More than a quarter of workers in the UK choose their career paths in order to avoid their office fears, according to job site CV-Library.

The survey of more than 3,000 workers found that public speaking (15.7%) was the biggest qualm that makes blood run cold in the office. Delivering presentations (12.2%) and cold calling (11.5%) completed the top three.

Leading a meeting (7.3%), missing targets (6.7%), speaking on the phone (6.4%), attending social events (6%), managing budgets (5.7%), liaising with senior staff (4.8%) and being away from home (3.4%) all completed the top ten.

The survey also uncovered how UK professionals react when faced with one of their work-based worries. Despite many workers selecting a career that removes them entirely from the situation, the majority of those who choose to face their fears appear to do so in a positive, proactive way. However, there are professionals who have adopted potentially damaging behaviours to help them deal with their workplace anxieties, which could become a real cause for concern. The top 10 reactions amongst UK workers, include:

  1. Tackle it head on – 26.6%
  2. Use as an opportunity to grow – 15.6%
  3. Ignore it – 12.2%
  4. Avoid the situation for as long as possible – 9%
  5. Keep a low profile - 7.6%
  6. Panic – 4%
  7. Call in sick – 2%
  8. Make up an excuse to get out of it – 2.2%
  9. Take annual leave – 1%
  10. Become aggressive – 1%
Lee Biggins, founder and managing director of CV-Library, said: “While it’s discouraging to see that so many workers are closing themselves off to career opportunities as a result of their fears, it is positive to see that many are choosing to face their worries confidently. With the New Year approaching, January is the perfect time for the nation’s professionals to overcome their anxieties. We urge businesses to encourage staff to face their career fears and open themselves up to a host of new career possibilities in 2016.”

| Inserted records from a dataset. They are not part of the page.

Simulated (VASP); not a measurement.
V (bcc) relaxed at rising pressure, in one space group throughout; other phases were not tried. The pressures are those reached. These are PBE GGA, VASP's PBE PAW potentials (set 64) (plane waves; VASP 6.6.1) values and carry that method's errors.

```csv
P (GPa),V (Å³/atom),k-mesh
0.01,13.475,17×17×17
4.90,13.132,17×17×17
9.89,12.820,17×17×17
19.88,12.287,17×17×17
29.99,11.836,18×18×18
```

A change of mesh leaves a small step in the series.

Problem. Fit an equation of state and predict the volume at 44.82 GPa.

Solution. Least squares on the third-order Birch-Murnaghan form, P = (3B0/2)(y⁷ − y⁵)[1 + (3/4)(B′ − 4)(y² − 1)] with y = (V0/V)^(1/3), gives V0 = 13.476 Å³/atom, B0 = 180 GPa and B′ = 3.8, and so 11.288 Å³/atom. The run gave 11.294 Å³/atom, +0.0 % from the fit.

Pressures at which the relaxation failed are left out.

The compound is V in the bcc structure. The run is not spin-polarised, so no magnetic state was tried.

Interestingly, when asked to identify the best ways to address workplace fears, over half of workers (51.7%) felt ‘training opportunities and managerial support’ would be the most helpful.

Mr Biggins added: “Many workers would massively benefit from extra support from their employer. Businesses can help their staff address and overcome their anxieties by providing additional training and mentoring programmes.”